PROUD POSSESSION: Seen with a portrait of his guru the ace cinematographer Marcus Bartlay. --Photo: C.V. Subrahmanyam.

G.V. Prasada Sarma

Ambu Rao specifically mentionsMayabazar

VISAKHAPATNAM: For the young apprentice in the renowned Vauhini Studios in Chennai, his first experience turned out to be memorable. Not surprising. He was working for an all-time classic in the making, the bilingual Mayabazar, and was part of a team headed by the well-known cinematographer, the one and only Marcus Bartley.

Some 50 years later, sitting in his house at Burujupeta here, the 73-year-old ace photographer D.S. Ambu Rao recalls the beginning that led to his association with a string of films and narrates the events in vivid detail. He got a thumbs down when he first met Marcus Bartley, fresh with a diploma in cinematography and sound engineering, but luckily got the break a few months later.

Cherished period

Working with Bartley, the next one and a half years turned out to be the most cherished period in his life. He later met Bartley twice. A rare autographed, self-portrait of Bartley of 1982 is a prized possession with him now. He says the meticulous Bartley had total control over the department, with the famous Nagi Reddy-Chakrapani duo running the Vijaya and Vauhini studios and Vijaya Productions respecting his work and providing everything he wanted. The result was a masterpiece!

Apart from the shooting going strictly by the screenplay and light set by Bartley, Mr. Ambu Rao specifically mentions a few magic moments in Mayabazar that mesmerised several generations of filmgoers and continue to do so. The evergreen song "Lahiri, lahiri lo'' was shot at Ennore near Madras (now Chennai) at noon. The outdoor shooting lasted only for 10 to 15 seconds. "Bartley was a genius in creating the illusion of moonlight and Mayabazar is the first Indian film to do so,'' he asserts.

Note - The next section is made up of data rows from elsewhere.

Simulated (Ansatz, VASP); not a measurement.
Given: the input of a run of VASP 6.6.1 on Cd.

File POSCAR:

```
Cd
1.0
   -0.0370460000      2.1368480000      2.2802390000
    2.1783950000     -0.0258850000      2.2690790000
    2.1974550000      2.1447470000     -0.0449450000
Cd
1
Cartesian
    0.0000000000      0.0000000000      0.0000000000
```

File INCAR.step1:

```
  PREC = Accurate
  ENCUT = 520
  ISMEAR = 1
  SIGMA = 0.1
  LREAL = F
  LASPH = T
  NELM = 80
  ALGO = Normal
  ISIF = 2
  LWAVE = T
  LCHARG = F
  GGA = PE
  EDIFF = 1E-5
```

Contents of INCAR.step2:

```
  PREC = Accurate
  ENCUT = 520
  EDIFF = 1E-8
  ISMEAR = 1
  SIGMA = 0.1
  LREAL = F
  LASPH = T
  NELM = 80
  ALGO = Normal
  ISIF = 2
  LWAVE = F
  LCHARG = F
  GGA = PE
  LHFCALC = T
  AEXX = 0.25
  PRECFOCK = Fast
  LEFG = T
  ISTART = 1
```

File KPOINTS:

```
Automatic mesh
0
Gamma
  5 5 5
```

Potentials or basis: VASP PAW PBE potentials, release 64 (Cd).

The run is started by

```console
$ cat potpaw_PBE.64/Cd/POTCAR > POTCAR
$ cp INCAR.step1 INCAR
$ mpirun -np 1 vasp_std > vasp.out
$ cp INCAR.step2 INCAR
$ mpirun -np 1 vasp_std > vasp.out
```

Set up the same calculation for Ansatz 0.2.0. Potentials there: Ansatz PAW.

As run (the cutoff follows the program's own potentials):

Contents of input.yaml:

Another masterstroke was the creation of Dwaraka. Some 300 miniature houses, no two alike, were created in about 50 x 60 ft space and electrified. Credit should also go to art director Madhavapeddi Gokhale, says the ace photographer.

Mr. Ambu Rao later worked for 14 films, including Lavakusa, Venkateswara Mahatmyam, Namminabantu, Jayabheri and Mahamantri Timmarasu in the studios with several prominent directors like C. Pullayya, P. Pullayya and Kamalakara Kameswara Rao over a period of six years from 1956. "I have learnt discipline and love for work under him. But I regret that I could not make use of even one-hundredth of what I had learnt of cinematography,'' sighs Mr. Ambu Rao.